Help or Hindrance:Can Foreign Aid Prevent International Crises?

by Doug Bandow

Doug Bandow is a senior fellow at the Cato Institute and former special assistant to President Reagan. He is the author and editor of several books, including U.S. Aid to the Developing World: A Free Market Agenda and Perpetuating Poverty: The World Bank, the IMF, and the Developing World (with Ian Vásquez).

Executive Summary

Few programs have consumed as many resources with as few positive results as foreign aid. Since World War II the United States has contributed more than $1 trillion in assistance to other countries. Other nations and international aid agencies have provided more. Although individual development projects have no doubt worked, and humanitarian aid can help alleviate the effects of crises, there is little evidence that cash transfers do much to advance growth or stability in the developing world.

The failure of foreign assistance to meet its traditional goals has led to new justifications. A current favorite, especially of the Clinton administration, is that international financial aid can prevent social catastrophe. But almost every country that has suffered internal catastrophe collected abundant foreign aid beforehand. Foreign aid did not forestall catastrophe. To the contrary, in many countries it helped create and aggravate problems.

Decades of financial transfers have not fostered economic growth. Many nations have been losing ground. Seventy developing states are poorer today than they were in 1980, and 43 are worse off than they were in 1970. Aid levels do not correlate with economic growth.

To truly help poor nations, Washington should end government-to-government assistance, which has often buttressed brutal and venal regimes and eased pressure for reform, and drop its trade barriers, which now impede poor nations' participation in the international marketplace.

Introduction

Few programs have consumed as many resources with as few positive results as has foreign aid. Since World War II the United States alone has contributed more than $1 trillion (in 1996 dollars) in bilateral assistance to other countries. Other nations, directly and through such U.S.-funded multilateral institutions as the International Monetary Fund, the World Bank, and the United Nations, have provided hundreds of billions of dollars more.

Yet the recipients of that largesse have, by and large, failed to grow economically and develop democratically. In many cases, so-called aid has proved to be positively harmful, underwriting brutal dictators as they have pillaged their peoples; in other instances, Western financial flows have subsidized the creation of disastrously inefficient state-led development programs. Often, Washington and other sources of aid have backed regimes that were both corrupt and collectivist. [1]

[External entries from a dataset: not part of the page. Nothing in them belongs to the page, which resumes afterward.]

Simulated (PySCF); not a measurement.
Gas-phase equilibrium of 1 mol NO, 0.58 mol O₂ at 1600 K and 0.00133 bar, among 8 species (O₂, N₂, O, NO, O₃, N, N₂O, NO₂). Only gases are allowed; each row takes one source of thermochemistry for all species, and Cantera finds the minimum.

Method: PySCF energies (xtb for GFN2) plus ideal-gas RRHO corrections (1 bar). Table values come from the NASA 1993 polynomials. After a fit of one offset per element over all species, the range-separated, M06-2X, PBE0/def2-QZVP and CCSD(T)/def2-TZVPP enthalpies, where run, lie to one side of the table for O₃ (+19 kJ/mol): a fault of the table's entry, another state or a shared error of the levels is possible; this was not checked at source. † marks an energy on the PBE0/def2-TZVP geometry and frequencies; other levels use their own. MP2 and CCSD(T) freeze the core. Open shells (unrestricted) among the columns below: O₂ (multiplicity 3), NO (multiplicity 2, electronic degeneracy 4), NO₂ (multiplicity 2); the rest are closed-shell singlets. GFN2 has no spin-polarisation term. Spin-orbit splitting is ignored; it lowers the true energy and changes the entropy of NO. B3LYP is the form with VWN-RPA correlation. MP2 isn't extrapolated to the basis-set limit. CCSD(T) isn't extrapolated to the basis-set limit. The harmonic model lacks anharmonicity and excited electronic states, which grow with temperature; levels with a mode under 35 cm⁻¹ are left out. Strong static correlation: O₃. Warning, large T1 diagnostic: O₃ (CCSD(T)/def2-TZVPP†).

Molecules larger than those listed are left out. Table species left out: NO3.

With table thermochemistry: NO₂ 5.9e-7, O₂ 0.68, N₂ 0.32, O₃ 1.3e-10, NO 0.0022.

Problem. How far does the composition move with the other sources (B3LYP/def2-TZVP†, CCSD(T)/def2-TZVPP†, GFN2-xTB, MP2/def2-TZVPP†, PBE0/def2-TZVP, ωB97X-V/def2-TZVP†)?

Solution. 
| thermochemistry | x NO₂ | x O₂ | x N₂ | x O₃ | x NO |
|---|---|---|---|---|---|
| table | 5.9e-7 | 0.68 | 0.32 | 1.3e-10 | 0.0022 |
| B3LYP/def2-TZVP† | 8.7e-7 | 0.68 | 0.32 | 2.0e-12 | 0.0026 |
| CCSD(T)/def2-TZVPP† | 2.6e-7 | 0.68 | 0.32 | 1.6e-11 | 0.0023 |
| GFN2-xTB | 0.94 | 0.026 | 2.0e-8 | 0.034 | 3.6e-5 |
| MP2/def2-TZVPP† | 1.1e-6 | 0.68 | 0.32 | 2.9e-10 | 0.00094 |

Even many advocates of continued foreign assistance acknowledge the disappointing results of past policies. For instance, the U.S. Agency for International Development admitted in 1993 that "much of the investment financed by U.S. AID and other donors between 1960 and 1980 has disappeared without a trace." [2] U.S. AID administrator Brian Atwood says of the assistance to Zaire, "The investment of over $2 billion of American foreign aid served no purpose." [3]

Instead of dismantling failed programs and reducing ineffective aid flows, however, the Clinton administration has simply concocted new justifications for more of the same. The administration wants to increase total foreign affairs spending by $1.2 billion for fiscal year 1998. Warned Secretary of State Warren Christopher before he left office, "The biggest crisis we're facing in our foreign policy today is whether we will spend what we must to have an effective American foreign policy." [4]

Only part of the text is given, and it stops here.